Bill Carriveau said...

Awesome Jeff!, it amazes me you have time to post to your blog with all that is going on Olympic style! When do you sleep!

Cheryl Martinelli said...

Fantastic shots!!

Cameron Field said...

Amazing post! I am so inspired by your work. Can't wait to keep following over the next few weeks!

Anonymous said...

Great photos and great narration of the photographs and description of the technicals and the story behind hettinh the pics. Link from fb to blog worked fine. Fyi- email entry for sign up didn't work on my verizon android device. Thanks for the great blog and facebook page

Ralph Hightower said...

Great photos! I'm also impressed that Putin has you on speed dial. I love reading about your experiences covering the games.

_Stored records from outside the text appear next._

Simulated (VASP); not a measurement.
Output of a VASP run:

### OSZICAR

NBC said that the stadium that you were in was built for two events, the opening and closing ceremony. So, hopefully, Russia has time to replace the collapsed seats in time for the closing ceremony.

Anonymous said...

You got better clarity and sharper images than we saw on TV

Dawn Galland said...

Beautiful! Was one thing seeing on TV, but even better seeing through your pictures. Love the commentary you have too. Looking forward to those Hockey pictures now.

T.J. Powell said...

Great photos, looking forward to what you post for the rest of the games!

Andy Cresswell said...

Good set of photos Jeff,good to see it from the spectators viewpoint

Kerry Frank said...

isgurag pBeautiful shots Jeff! One question is IF you need a "Bio Break" what happens then?

Shelly Schmidt said...

Wonderful pictures- I love seeing your fabulous pictures : ) I initially found your blog through Pintrest : ) The pictures really give a fantastic view of the opening ceremonies!

Nancy Marie Ricketts said...

How exciting is this being there and taking such amazingly beautiful shots! I especially loved the motion-slow shutter shots in the opening ceremony, and the selective focus of some of the performers. Just superlative colors. Better than watching it on TV, because we can see it through the photographers eye-nothing better-thank you for sharing-can't wait for the next series!

Marie Ricketts

bayozan said...

I don't regret I didn't watch the ceremony and waited to see your photos..

Internet-Cable-Guy said...

The lighting in these is fantastic. Your photography gives us a whole new perspective on the games that you can't get from just watching them on TV. Kudos.

Eay Min Phyo said...

Photos are so amazing!!!

Gregory Bell said...

Great photos Jeff! Thanks for sharing. Curious as to how you felt about being "herded" together in the stands with other photographers. Do you feel challenged to try and capture different perspectives or do you just focus on the subjects and composition and let your pictures speak for themselves?